HE admits their bowling attack was "bullied" by some more experienced rivals at this week's NSW Country Colts Carnival, but Western coach Garth Dean is still excited about the future.
Dean's Western squad posted one bonus point win across their three 50-overs-a-side games at the Albury based tournament, but there were still a host of positives.
They batted well, they fielded well and importantly, a bulk of that squad will still be eligible to play colts again next season.
"Eight of those players are bottom age, so that's an extremely young side .. that's a positive thing. I still felt the side was good enough to win the carnival, so if we go back next year with those guys as top age - that's a big positive," the Bathurst-based coach said.
"Six of the players from this team are from the winning Kookaburra Cup team from 2018, so next year that's the equivalent year for top age, we're looking forward to next year.
"The fielding was excellent, across the three days out of the teams we saw, our fielding was the best."
Dean, who was assisted by former Bathurst player and coach Damian Hanrahan, felt his side scored enough runs in each of their games to win, but were just let down with their bowling performances on day one and three.
The rules of the tournament dictating players were not permitted to bowl for more than two consecutive days did have an impact, with Harry McGregor and Mac Webster rested in Thursday's final game.
Had Western won that fixture against Greater Illawarra, they would have topped their pool. Instead they lost by six wickets as they were unable to defend their 208-run total.
"You can only bowl two days in a row. Everyone had to deal with that, but we didn't have the bowling depth to deal with that," Dean said.
"We got bullied a little bit by those top age batsmen on day one and day three, but I don't expect that will happen next year. There are a lot of positives, you never go into a carnival not wanting to win those games, but unfortunately it was just the bowling that let us down."
As Dean indicated, Western did perform well with the bat. Three players ranked in the top 10 run-makers for the tournament - skipper Tom Coady (155), Orange talent Blake Weymouth and Bathurst's Cooper Brien (82).
"Tom he was great, he looked good every day. Blake he did really well, he was a bit fatigued, he was fatigued on day two, let alone day three, so to come out of the carnival with that many runs is a big effort," Dean said.
Western began its campaign with a seven-wicket loss at the hands of ACT Southern Districts on Tuesday, but Weymouth made 53 while Brien belted a pair of sixes in his quick-fire 21 off 24 deliveries.
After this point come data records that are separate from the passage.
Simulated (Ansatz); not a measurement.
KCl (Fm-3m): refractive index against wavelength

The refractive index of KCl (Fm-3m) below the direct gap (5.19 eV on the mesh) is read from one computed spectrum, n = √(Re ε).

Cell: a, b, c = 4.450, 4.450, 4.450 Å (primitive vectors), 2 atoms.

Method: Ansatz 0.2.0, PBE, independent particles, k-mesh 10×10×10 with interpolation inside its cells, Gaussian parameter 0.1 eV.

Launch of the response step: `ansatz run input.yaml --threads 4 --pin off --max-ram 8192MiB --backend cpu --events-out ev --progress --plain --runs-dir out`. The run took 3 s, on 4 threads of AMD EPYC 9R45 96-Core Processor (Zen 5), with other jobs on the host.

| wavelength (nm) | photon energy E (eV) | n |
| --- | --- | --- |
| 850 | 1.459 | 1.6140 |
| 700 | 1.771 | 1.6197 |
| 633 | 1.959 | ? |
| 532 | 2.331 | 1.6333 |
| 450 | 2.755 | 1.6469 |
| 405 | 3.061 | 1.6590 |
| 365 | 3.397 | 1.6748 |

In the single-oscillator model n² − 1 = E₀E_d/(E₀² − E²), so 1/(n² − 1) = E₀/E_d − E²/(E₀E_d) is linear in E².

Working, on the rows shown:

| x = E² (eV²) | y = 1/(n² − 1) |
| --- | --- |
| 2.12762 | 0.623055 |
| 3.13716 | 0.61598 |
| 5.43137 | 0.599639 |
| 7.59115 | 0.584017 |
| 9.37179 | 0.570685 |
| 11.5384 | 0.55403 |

In Thursday's six wicket-loss to Greater Illawarra there were batting highlights as well in Western's 7-208. Coady made 72 and Brien 53, that pair putting on a 51-run stand for the third wicket.
But Western's best moments at the carnival came on day two when beating Riverina by 71 runs. Weymouth hit an unbeaten 74 while Coady (57) and and Cowra's Mikey McNamara (54 not out) impressed as their side made 3-221 off their 50 overs.
Mac Webster then snared 4-17 off 7.5 overs to help Western to a comfortable win, his effort one of the best bowling performances of the carnival.
"Everything that we planned and talked about we actually did on day two and that was only day we did everything we spoke about, like execute each individual plan," Dean said.
"We wanted that score of 220 and we got it and we wanted the bonus point so we set [dismissing them] for 130 as the winning score, not 220, and we did that. So that was as good as you can get in terms of setting targets and sticking to it."